Efficient linear algebra for large-scale problems in JuMP



Hello all. I’ve finally had a chance to sit down and look carefully at some of the code in JuMP 0.19. In my work I very frequently have to do problems with \sim 10^6 variables. Obviously implementing these involves a lot of linear algebra, and I frequently find that, while I’m very grateful to have the specialized code that already exists within JuMP, it doesn’t quite cut it for problems of this scale. So, I wanted to open this thread to get some feedback from the JuMP devs on what current thinking and future plans are, and to find out where I might be able to be of assistance.

It seems to me that the fundamental problem here is that all of the AbstractJuMPScalar objects are mutable objects which typically wind up using heap allocated memory. The experimenting I’ve done so far would suggest that it would probably be sufficient if we could build ways to allocate these all at once during linear algebra operations. As a simple example of what I’m talking about, see

julia> @benchmark begin
           A = Int[]
           for i ∈ 1:100
               push!(A, 1)
  memory estimate:  2.27 KiB
  allocs estimate:  7
  minimum time:     683.370 ns (0.00% GC)
  median time:      713.286 ns (0.00% GC)
  mean time:        799.731 ns (8.64% GC)
  maximum time:     304.204 μs (99.63% GC)
  samples:          10000
  evals/sample:     154

julia> @benchmark ones(Int, 100)
  memory estimate:  896 bytes
  allocs estimate:  1
  minimum time:     75.177 ns (0.00% GC)
  median time:      80.265 ns (0.00% GC)
  mean time:        99.438 ns (16.71% GC)
  maximum time:     49.149 μs (99.41% GC)
  samples:          10000
  evals/sample:     972

The simplest example of this is the inner product here. What this does is create a AbstractJuMPScalar “zero” and then append to it one term at a time. Instead, it would be more efficient to allocate it all at once. Essentially the same thing is happening in matrix multiplication here. I think implementing a more efficient version should be relatively straightforward, but I would be interested to hear if there are any pitfalls that make this much more complicated than I think it is.

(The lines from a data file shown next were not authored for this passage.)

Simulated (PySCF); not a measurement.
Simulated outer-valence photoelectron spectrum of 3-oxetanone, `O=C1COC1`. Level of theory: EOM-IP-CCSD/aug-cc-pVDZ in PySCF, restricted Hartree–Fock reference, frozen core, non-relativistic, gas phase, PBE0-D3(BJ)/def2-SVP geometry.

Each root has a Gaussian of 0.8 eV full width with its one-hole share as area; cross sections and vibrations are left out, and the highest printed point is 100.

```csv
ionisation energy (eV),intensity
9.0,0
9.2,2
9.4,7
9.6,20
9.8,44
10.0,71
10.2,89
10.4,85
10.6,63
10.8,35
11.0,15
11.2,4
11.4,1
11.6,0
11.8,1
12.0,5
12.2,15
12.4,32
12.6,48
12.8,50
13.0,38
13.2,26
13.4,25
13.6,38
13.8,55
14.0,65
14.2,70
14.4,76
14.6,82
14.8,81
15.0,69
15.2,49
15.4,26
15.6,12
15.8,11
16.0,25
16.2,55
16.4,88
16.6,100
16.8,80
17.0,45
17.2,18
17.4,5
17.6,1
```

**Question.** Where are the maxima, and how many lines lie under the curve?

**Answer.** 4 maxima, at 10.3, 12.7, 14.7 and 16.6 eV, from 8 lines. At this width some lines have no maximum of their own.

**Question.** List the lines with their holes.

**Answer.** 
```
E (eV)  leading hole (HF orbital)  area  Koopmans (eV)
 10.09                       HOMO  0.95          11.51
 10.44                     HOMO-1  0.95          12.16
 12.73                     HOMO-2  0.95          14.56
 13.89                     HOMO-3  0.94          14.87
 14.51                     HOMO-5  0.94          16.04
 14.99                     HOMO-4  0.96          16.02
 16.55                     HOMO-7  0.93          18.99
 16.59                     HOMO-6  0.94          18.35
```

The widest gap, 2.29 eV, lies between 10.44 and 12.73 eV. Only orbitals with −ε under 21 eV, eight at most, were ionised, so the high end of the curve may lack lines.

Another issue is keeping around lots useless 0's, i.e. AffExpr([x], [0.0], 0.0). You can wind up in some situations where there’s simply a huge number of these lying around, and you are spending a huge amount of computation time adding them to some expression. I remember @miles.lubin mentioning that he was considering turning AbstractJuMPScalars into Dicts rather than Vectors, but I haven’t seen an issue in the JuMP repo. Are there any concrete plans for this? If effort is put into improving the linear algebra it would probably be better to do both of these things at the same time.

Anyway, thanks all, looking forward to JuMP being in a state where it really flies on big problems, and I hope I can be helpful in getting it there. If I’m just way behind and much of this is being worked on already, all the better!


The fundamental problem is that sum of two affine expressions can’t be stored in a constant amount of memory. That’s very different from floating-point numbers. I discuss this issue and how JuMP deals with it using macros at https://youtu.be/JaA302TfI7I?t=7m15s.

You seem to be on the right track.

This is my #2 coding priority after https://github.com/JuliaOpt/MathOptInterface.jl/issues/211.


Ah, that explains a lot thanks. In particular, I was missing two huge pieces of the picture:

  • I was missing the significance of sizehint!, it seems that it can drastically improve performants in many of the worst cases. By the way, is there some reason there is no size hint in _dot, I kept looking at that function and kept thinking that nothing else had it either.
  • Having seen all of the operator overloading, I didn’t think that the macros were really doing anything most of the time.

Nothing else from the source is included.